After 32 years of fighting fires and serving his community, John Wilson is retiring from the El Dorado Fire Department Volunteers.
John started with the volunteers in February of 1989, just three months after his brother, David, signed on.
When asked how he got started, John laughed before beginning the story. He said as his brother tells it, John said, “I’ll do it if you do it,” but there is a little more to the story.
John recalled being at the lake with Volunteer Firefighter Zeke Reed’s sons when a big storm was coming in.
“Zeke’s wife, Shirley, said I need to join the reserves,” John recalled. “I don’t know why she said it.”
But it caused John to go to this brother. “I probably told him ‘if you do it, I’ll do it’,” he said. “It was because of Shirley telling me I needed to join the reserves. He got in three months sooner than I did, and I stayed two years longer.”
David retired in 2018 with 30 years as a volunteer. John said he and his brother worked well together and wherever one of them was, the other wasn't far behind.
John and his brother were part of what he calls the “second wave” of volunteers, coming in 10 years after the original group of volunteers. “We are the last of ‘who anybody can remember’,” he said.
John also has the most longevity of anyone at the department right now.
“It’s been fun,” he said. “It’s a good group of people down there.”
When he started, there was a strong family atmosphere with many father-son volunteers, cousins who volunteered and even a grandfather-grandson duo. There also was John and his brother.
“It was a family affair 30 years ago,” he said.

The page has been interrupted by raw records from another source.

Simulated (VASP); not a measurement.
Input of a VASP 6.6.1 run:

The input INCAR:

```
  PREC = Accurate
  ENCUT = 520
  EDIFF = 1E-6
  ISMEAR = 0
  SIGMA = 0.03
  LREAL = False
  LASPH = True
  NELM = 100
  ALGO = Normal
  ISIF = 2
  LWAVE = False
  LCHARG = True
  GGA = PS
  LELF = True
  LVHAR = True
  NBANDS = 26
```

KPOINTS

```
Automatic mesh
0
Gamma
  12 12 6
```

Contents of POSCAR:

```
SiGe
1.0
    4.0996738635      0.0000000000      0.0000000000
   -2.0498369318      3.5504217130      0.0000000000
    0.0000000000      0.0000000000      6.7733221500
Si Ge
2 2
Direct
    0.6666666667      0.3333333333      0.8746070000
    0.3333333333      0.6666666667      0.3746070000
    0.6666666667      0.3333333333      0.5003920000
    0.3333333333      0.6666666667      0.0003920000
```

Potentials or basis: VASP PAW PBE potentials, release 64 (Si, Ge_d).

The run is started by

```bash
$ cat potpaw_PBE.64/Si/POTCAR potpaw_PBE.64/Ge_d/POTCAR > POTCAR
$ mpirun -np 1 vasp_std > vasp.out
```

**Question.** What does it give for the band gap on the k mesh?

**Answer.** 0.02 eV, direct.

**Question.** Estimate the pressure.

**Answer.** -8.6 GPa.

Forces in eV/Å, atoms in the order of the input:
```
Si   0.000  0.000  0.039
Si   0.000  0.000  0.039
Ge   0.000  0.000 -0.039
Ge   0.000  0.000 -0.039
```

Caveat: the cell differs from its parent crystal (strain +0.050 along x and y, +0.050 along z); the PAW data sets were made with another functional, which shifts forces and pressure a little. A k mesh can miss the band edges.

Over these 32 years, John has had several memorable fires he helped fight, including several all-nighters.
One he remembers is the fire in the pizza place on South Main.
“That was a cold winter night,” he said. “We had people in the back alley and it was like a skating rink back there. That’s where I actually lost a sledge hammer.” He said he didn’t know if he should tell on himself or not. “They had windows bricked up and wanted ventilation. You can’t take real big swings when you’re on a ladder. I made a couple of small holes and then took a bigger swing. It was cold. My gloves were frozen. I took one good swing and I didn’t have a sledge hammer anymore. It was gone. I think they finally found it inside later.” He laughed recalling the story.
Another big fire was at a donut shop and beauty salon on South Main, which also was an all-nighter. During another fire at Olive and South Main, he and his brother were in Wichita when it started, but when they got back to El Dorado and saw it burning, they got their gear and went to help.
John has seen a lot in his 32 years, including changes in equipment.
“In 1989 we didn’t have the gear we do now,” he said.
Their gear included a pair of boots that came up to their thighs, a bunker coat that came down to their knees, a helmet and a pair of gloves.
“Within a year or a year and a half, we had all of the new gear,” he said, “the new bunker pants, shorter boots. The gear has come a long way.”
The reserves also were involved in purchasing some of the department’s equipment. John said they bought the original thermal imaging cameras for the department and the original air compressor to fill the bottles through fund raisers they held. The reserves also helped out in other ways during John’s early years with the department. They helped with crowd control at Prairie Port, assisted with the Christmas parade and helped with storm watch.
John’s goal when he started was to volunteer at least 30 years, then “see what happens after that.”
“I’m almost 60 years old,” he said. “I know I can still do the work, but I’m starting to hurt in places that didn’t hurt before. It’s just becoming a younger person’s game. I’ve never been hurt, so do I want to try to push my luck?” He decided not to push his luck and to go ahead and retire, but he enjoyed his time as a volunteer and would encourage others to get involved.
“It’s a good way to get involved in the city,” he said. “It’s a good way to give back to the community and to understand how some of the things work in the city. The younger people, if even considering a career in fire service, volunteer first before you start taking all of your classes and see if you like it.”
Anyone interested in volunteering, can go to Fire Station No. 1 at 220 E. First and fill out an application.
A retirement reception will be held for John from 2 to 3 p.m. Sunday, April 25 at Fire Station No. 1, 220 E. First.